Using observations from NASA’s ICON mission, scientists presented the first direct measurements of Earth’s long-theorized dynamo on the edge of space: a wind-driven electrical generator that spans the globe 60-plus miles above our heads.
The dynamo churns in the ionosphere, the electrically charged boundary between Earth and space.
It’s powered by tidal winds in the upper atmosphere that are faster than most hurricanes and rise from the lower atmosphere, creating an electrical environment that can affect satellites and technology on Earth.
The new work, published today in Nature Geoscience, improves our understanding of the ionosphere, which helps scientists better predict space weather and protect our technology from its effects.
Launched in 2019, ICON, short for Ionospheric Connection Explorer, is a mission to untangle how Earth’s weather interacts with the weather in space. Radio and GPS signals zip through the ionosphere, which is home to auroras and the International Space Station. Empty pockets or dense swells of electrically charged particles can disrupt these signals.
Scientists who study the atmosphere and space weather have long included Earth’s dynamo in their models because they knew it had important effects. But with little information, they had to make some assumptions about how it works.

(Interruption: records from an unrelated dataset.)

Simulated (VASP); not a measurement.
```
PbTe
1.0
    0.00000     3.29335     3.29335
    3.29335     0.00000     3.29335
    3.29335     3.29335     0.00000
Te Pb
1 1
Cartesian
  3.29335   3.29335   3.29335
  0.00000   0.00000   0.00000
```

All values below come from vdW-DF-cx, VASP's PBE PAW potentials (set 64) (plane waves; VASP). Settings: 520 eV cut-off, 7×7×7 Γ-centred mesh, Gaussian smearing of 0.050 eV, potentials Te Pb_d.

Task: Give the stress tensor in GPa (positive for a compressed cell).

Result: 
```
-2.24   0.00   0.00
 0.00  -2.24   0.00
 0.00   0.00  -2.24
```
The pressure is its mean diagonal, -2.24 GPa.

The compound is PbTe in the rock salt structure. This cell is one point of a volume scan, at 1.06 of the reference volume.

Data from ICON is the first concrete observation of winds fueling the dynamo, eventually influencing space weather, to feed into those models.
“ICON’s first year in space has shown predicting these winds is key to improving our ability to predict what happens in the ionosphere,” said Thomas Immel, ICON principal investigator at University of California, Berkeley, and lead author of the new study.
Earth’s sky-high generator
The ionosphere is like a sloshing sea of electrically charged particles, created by the Sun and intermixed with the neutral upper atmosphere. Sandwiched between Earth and space, the ionosphere responds to changes from both the Sun above and Earth below.
How much influence comes from each side is what researchers are interested in figuring out. Studying a year of ICON data, the researchers found much of the change they observed originated in the lower atmosphere.